This spring's Critical Mass was a family affair, as you can see here: Kristin holding up Lance (buckled into the seat on the back of my bike) mid-way through the procession, with bikers coming off the Chain Bridge into Roosevelt tér.
As you can see from the photo, there weren't as many cyclists as usual. Both Népszabadság and kerekagy.blog.hu estimated 30,000 participants, less than half of last year's figure of 80,000.
I was struck by how sparse the crowd was compared to previous years, when you would spend 80 percent of the time walking your bike because the crowd was so thick and moving so slowly. This year, by contrast, we peddled all the way through it at a slow, comfortable pace, stopping only for the occasional crossing guard. We finished in record time, and had about an hour to kill at City Park waiting for the customary bike lift.

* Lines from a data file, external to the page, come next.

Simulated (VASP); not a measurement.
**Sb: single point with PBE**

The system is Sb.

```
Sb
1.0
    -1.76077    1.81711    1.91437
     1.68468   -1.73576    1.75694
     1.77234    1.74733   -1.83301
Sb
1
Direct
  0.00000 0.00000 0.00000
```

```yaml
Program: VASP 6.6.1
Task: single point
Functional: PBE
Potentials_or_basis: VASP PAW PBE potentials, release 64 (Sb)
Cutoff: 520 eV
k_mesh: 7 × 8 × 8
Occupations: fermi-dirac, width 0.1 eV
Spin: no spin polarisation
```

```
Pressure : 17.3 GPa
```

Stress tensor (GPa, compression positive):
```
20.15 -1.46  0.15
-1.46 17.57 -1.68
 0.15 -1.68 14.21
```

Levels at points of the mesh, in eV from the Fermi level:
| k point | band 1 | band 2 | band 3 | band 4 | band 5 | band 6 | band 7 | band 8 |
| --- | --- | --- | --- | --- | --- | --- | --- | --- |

There could be a few reasons for the smaller turnout. The weather was nice, but it was threatening to rain all day, so that may have scared off some people. And let's face it, Critical Mass isn't going to last forever. Although many participants will come out time after time to make a political statement, others are there mainly for the fun of it. For them, the Critical Mass closing party at City Park doesn't offer much aside from some recorded music and a few beer and pretzel vendors. With professional organisation, it could become a major festival. To date, however, it's been put together by a loose coalition of volunteer helpers, and it probably won't grow without stronger direction.
Having said that, I don't think the decline of Critical Mass is necessarily lamentable. The ultimate goal is for Budapest to become a bike-friendly city where cyclists can get from any origin to any destination safely and comfortably. As long as the city makes serious strides in this direction, I don't care about Critical Mass. For me, it's a means, not an end.